Saturday, May 17, 2008

Movie Review: Tape (2001) (Richard Linklater)


... Before Sunset, Before Sunrise and then TAPE!! Richard Linklater does have a good eye for sinewy themes. TAPE at best can be summarised as an intensely riveting psychological exciter....a thought provoking and 'timeless' piece of art.

It's been a long wait for a movie to come up with such a finer dissective portrayal of the complexities involved in the nuances of human relationships..... The script has been amazingly fine tuned to capture the raw power of dug-up ethical dilemmas. Seemingly commonplace feelings (acts) transcribed to words in the right way carry so much of weightage, when it comes to impacting the viewer!! EXCEPTIONAL screenplay and effortless direction!!

Admirers of Before Sunset and Before Sunrise shouldn't give this a miss. While those were romantically and intellectually spellbinding, Tape shows what it is like to get under a feverish grip of stimulatingly thrilling conversations engineered on differing perspectives. That it takes place in a claustrophobic room with just three characters slowly emerging as complete personalities with multi dimensional colorings, and still does not for a moment let you take your eyes off the screen says it all.

The movie takes place in a seedy motel room where two friends, one a drug dealer with issues and another a budding film maker, get together one night and eventually start reminiscing the nostalgic memories of their college days. Past demons are confronted, accusations are traded, and each launches into aggrandizing justifications. Enter the femme fatale in question, and the momentum snowballs into a jaw dropping climax!

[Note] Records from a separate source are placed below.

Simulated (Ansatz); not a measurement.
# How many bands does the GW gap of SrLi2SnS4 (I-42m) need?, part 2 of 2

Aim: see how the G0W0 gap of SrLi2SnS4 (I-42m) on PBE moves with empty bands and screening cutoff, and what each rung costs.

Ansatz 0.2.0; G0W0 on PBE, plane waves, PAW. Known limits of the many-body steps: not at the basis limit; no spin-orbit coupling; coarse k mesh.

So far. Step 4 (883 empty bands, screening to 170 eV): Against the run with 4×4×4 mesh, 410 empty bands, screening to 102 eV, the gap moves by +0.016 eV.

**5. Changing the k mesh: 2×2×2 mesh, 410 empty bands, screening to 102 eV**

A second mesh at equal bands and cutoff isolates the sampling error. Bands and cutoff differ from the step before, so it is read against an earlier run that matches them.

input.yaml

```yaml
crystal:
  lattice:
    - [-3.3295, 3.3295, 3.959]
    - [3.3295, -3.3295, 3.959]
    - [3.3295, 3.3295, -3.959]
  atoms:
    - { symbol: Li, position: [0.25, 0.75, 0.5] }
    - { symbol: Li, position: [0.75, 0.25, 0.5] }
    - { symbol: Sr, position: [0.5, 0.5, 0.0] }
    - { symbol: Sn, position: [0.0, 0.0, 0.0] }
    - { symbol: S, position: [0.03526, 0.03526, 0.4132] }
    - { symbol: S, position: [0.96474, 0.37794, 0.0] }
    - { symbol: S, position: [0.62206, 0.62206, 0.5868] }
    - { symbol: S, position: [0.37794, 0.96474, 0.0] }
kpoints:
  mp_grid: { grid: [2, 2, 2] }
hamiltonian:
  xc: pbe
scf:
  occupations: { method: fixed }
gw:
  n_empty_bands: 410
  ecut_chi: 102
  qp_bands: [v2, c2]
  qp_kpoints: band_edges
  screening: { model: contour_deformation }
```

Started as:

The only three actors of the movie, Ethan Hawke, Robert Sean Leonard (remember these two buddies from Dead Poets Society?) and Uma Thurman effortlessly slip into their characters and do a complementary job. The premise is intimidating at first, but it takes just a little bit of adjusting initially. Once you force yourself to sit through the first ten minutes of the movie, what unfolds on the screen magically carries you through the rest of the 75 minute duration!! A must watch for dilettantes.

Well, in Tennis' parlance, watching the unfolding of TAPE is the equivalent of seeing Roger Federer display the complete range of shots in his divine arsenal much to a connoisseur's delight!!